Scanning electron microscope image (SEM) of the fabricated sample and flow chart diagrams of the fabrication process.

(A) SEM image of the fabricated modified photon sieve sample, showing the silicon nanostructures standing within a homogeneous gold film. (B) Flow chart of the fabrication processes: after transferring the desired pattern to the photoresist (PMMA) by e-beam lithography, the hard etching mask was formed by the subsequent deposition of chromium and a lift-off process. Using an inductively coupled reactive-ion etching (ICP-RIE) process, the desired patterns were transferred to the silicon with a chromium mask on top of the individual silicon nanopillars. Next, a 40 nm gold layer was deposited. The gold cups on top of the silicon nanopillars were removed by selectively etching away the sacrificial chromium layer.

2 Results

To reconstruct the three different encoded Fourier holograms, we use a 4f-setup to image the k-space of the metasurface (Figure 5A). For that, we use a supercontinuum light source with a monochromator as a tunable wavelength source in the visible spectrum with a bandwidth of 5 nm. The laser light is converted into a circular polarization state using a linear polarizer followed by a 45° rotated quarter-wave plate. After the light is focused on the metasurface by a lens with a 500 mm focal length, it is collected by a microscope objective with 20× magnification and NA = 0.7. The back focal plane of the objective is projected on a monochrome camera by using two 100 mm lenses as illustrated. A second polarizer unit, placed behind the microscope objective is used to select either the co- or the cross-polarization state.

Figure 5:

Measured holograms and their target images.

(A) The sample is illuminated with laser light. The wavelength can be tuned and each set wavelength has a bandwidth of 5 nm. The input polarization state is circular, while the output state can be changed from the co-to the cross-circular polarization state. The encoded Fourier-holograms are imaged to the monochrome camera using a 4f-setup. (B) Simulated holograms. The music notes and bass clefs are the dominant target image at 575 nm and 670 nm in the circular copolarization state. In the cross-polarization state, at 670 nm, the violin clef appears based on the Pancharatnam–Berry phase. (C) Experimentally measured holograms.

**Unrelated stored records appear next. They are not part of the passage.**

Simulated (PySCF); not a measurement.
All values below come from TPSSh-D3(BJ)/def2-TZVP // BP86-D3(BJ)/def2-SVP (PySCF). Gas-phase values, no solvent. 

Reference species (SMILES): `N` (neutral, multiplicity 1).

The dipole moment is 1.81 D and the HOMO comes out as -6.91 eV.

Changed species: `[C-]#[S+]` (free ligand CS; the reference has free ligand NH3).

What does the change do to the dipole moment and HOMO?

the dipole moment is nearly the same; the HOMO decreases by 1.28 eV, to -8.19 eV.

The simulated reconstructed images are shown in Figure 5B. At λ 1 = 575 nm, we encoded two music notes (hologram A), off-axis, in the k-space in the copolarization state, while at λ 2 = 670 nm, bass clefs (hologram B) are encoded in the copolarization state. In addition, at 670 nm, the rectangular structure is arranged to carry the geometric phase hologram of a violin clef (hologram C), which can be reconstructed in the cross-polarization state. To calculate the hologram reconstruction, we consider the transmittance of the FDTD simulation at the desired wavelengths and polarizations. The measured holograms in the co- and cross-circular polarization state are shown in Figure 5C. At 570 nm, the music notes are imaged homogeneously and with very low background. The 0th-order sport in the middle of the image originates from unconverted light which passes the metasurfaces. At 690 nm, the intensity ratio between the bass clefs and the music notes is the highest. The holographic feature is redshifted by 20 nm compared to the design at 670 nm. Note, that the subimages cannot be ignored completely in the measured holograms, since we tolerate a slight amount of cross-talk in the design by iteratively flipping partial pixels from 0 to 1 and vice versa, as explained above. Further, the music notes (A) are a subset of the bass clefs (B), as well as the transmittance of the rectangular structures is not equal to zero for 690 nm. Thus, from a theoretical as well as from the physical point of view, the unwanted subimages cannot be ignored completely. However, in both cases of the amplitude holograms, the main holograms are dominant and coincide with the calculated target images. In the case of the music notes at 570 nm, the subimages are barely visible. In the cross-polarization state, the violin clef (hologram C) can be reconstructed with good agreement to its calculated target image. The experimentally measured conversion efficiency is 2% at 670 nm. The small 0th-order spot can result from imperfect polarization conversion based on the sample fabrication, as well as from unideal components used in the optical setup.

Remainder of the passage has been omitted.